The regional organization that evaluates whether colleges and universities are meeting basic quality standards has for the first time voted to accredit the University of Maine System as a collective entity rather than evaluating each of its seven universities separately.
That makes Maine’s public university system the first in the nation to receive a collective accreditation, a change it has considered making since 1968. The system’s board of trustees formally decided to seek that collective evaluation at the start of this year.
The New England Commission of Higher Education voted to accredit the whole University of Maine System earlier this week, the system announced on Friday.
System representatives have said that unified accreditation will give all its member universities more freedom to share their resources, faculty and services. They have also estimated that the single accreditation could save $800,000 over 10 years because the system, not individual universities, would have to pay annual New England Commission of Higher Education dues and review fees.
“[The New England Commission of Higher Education’s] decision is the culmination of five years of work to put our universities on a path to becoming more efficient and more responsive to Maine’s people and workforce needs,” said Jim Erwin, chair of the university system’s board.
The schools that make up the system include the University of Maine flagship campus in Orono, the University of Southern Maine and universities in Augusta, Farmington, Fort Kent, Presque Isle and Machias.
Accreditation is a stamp of approval by a regional evaluating agency showing that an educational institution meets a benchmark of quality. When a university receives accreditation, it means that its academic programs meet basic quality standards, that its facilities are sufficient for a college education and that it has a particular organizational structure.
The New England Commission for Higher Education decided that the unified accreditation was consistent with the federal Higher Education Act of 2008, based in part on discussions with the U.S. Department of Justice and a report from the University of Maine System. The commission will now conduct future monitoring of Maine’s initiative, including a visit within six months and a comprehensive evaluation in two years.

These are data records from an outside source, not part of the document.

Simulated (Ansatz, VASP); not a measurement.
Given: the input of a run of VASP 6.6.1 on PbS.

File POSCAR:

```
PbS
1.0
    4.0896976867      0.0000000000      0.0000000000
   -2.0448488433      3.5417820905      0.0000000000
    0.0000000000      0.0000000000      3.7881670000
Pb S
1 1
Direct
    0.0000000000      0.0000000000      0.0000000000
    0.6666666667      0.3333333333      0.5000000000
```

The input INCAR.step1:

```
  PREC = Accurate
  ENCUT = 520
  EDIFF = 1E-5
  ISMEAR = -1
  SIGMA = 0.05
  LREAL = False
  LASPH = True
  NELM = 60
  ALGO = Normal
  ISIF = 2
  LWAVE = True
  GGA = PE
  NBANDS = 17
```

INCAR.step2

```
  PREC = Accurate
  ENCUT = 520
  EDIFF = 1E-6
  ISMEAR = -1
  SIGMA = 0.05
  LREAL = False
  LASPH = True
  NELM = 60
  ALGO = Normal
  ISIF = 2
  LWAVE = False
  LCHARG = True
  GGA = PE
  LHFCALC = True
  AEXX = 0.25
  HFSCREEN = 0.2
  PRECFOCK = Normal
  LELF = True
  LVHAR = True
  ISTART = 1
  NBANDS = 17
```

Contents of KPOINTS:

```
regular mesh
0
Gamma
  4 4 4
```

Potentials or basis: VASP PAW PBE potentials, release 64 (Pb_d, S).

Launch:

“Our university presidents, System staff and faculty leaders all deserve credit for imagining a future in which they share resources so that all Maine students have broader access to the rich array of academic programs we can offer together all across the state, which are so critical to graduating the workforce and civic leaders Maine needs,” said Dannel Malloy, chancellor of the University of Maine System.
The university system had already moved toward consolidation as much as possible under the previous model, including by merging many of the course offerings and administrators of the campuses at Presque Isle and Fort Kent.
The University of Maine at Machias has shared its accreditation with University of Maine since 2017, when it was absorbed as a regional campus of the system’s flagship school at Orono.